Anxious Thoughts Sufficating Me
I am currently a college student, and despite my major social anxiety, I was lucky enough to make a small group of friends. Over the past few months, I have struggled to be away from them because they make me feel validated. This upcoming weekend they told me that they were all meeting up because they all live in Pennsylvania and I was recently forced to move to North Carolina. Because of this move, I cannot meet up with them. I am deathly worried that they will like hanging out the three of them and realize that they do not need me. They are wonderful but I always feel in every friendship that I do not deserve them and they would be better off without me. I don't know if this is rational or not but I am terrified that they are going to talk have a bunch of fun and forget about me altogether.

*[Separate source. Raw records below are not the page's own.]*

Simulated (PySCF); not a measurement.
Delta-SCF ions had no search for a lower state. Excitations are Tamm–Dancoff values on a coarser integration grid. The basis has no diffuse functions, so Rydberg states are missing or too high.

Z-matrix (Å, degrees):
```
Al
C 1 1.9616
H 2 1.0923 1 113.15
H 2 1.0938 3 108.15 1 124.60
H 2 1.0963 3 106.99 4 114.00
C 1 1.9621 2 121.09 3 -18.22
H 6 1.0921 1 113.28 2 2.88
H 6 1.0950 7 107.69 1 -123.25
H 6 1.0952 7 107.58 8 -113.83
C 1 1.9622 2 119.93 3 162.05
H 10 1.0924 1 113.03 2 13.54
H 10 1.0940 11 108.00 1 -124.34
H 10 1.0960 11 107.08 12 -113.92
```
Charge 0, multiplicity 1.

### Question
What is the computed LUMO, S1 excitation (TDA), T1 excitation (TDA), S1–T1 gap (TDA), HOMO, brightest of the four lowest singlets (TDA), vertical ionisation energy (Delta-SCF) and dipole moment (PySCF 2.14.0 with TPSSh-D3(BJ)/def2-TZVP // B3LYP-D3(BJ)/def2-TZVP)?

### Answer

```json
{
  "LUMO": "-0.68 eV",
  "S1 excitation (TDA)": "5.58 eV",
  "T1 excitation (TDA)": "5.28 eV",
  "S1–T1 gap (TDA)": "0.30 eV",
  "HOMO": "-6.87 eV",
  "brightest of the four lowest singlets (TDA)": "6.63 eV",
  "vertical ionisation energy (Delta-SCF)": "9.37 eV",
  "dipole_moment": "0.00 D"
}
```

The other piece that is stressing me out, is the fact that they talked in a sperate group chat about their plans in respect of me, which I appreciate, but I am now in my head about how often they talk in that group chat. I know they care about me but also know they wouldn't want to hurt me, so what if they have more fun without me in the group chat.
This all sounds really stupid looking back at it but it is creating a large amount of anxiety for me.
@meglovesmoose
hey friend, i'm really sorry that you're feeling anxious and restless about all this cause as we all know, overthinking isn't fun whatsoever.
but let me tell you this, you're feelings are not stupid they're valid and they make total sense.
you just love your friends and you don't want to lose them and the thought of that is making you feel anxious.
but your friends seem really loyal and fun to hangout with and just because they've been hanging out without you for a while doesn't mean they'll forget you just like that.
i'm sure they love you and care about you cause you're a good friend. don't let your thoughts take over and tell you otherwise.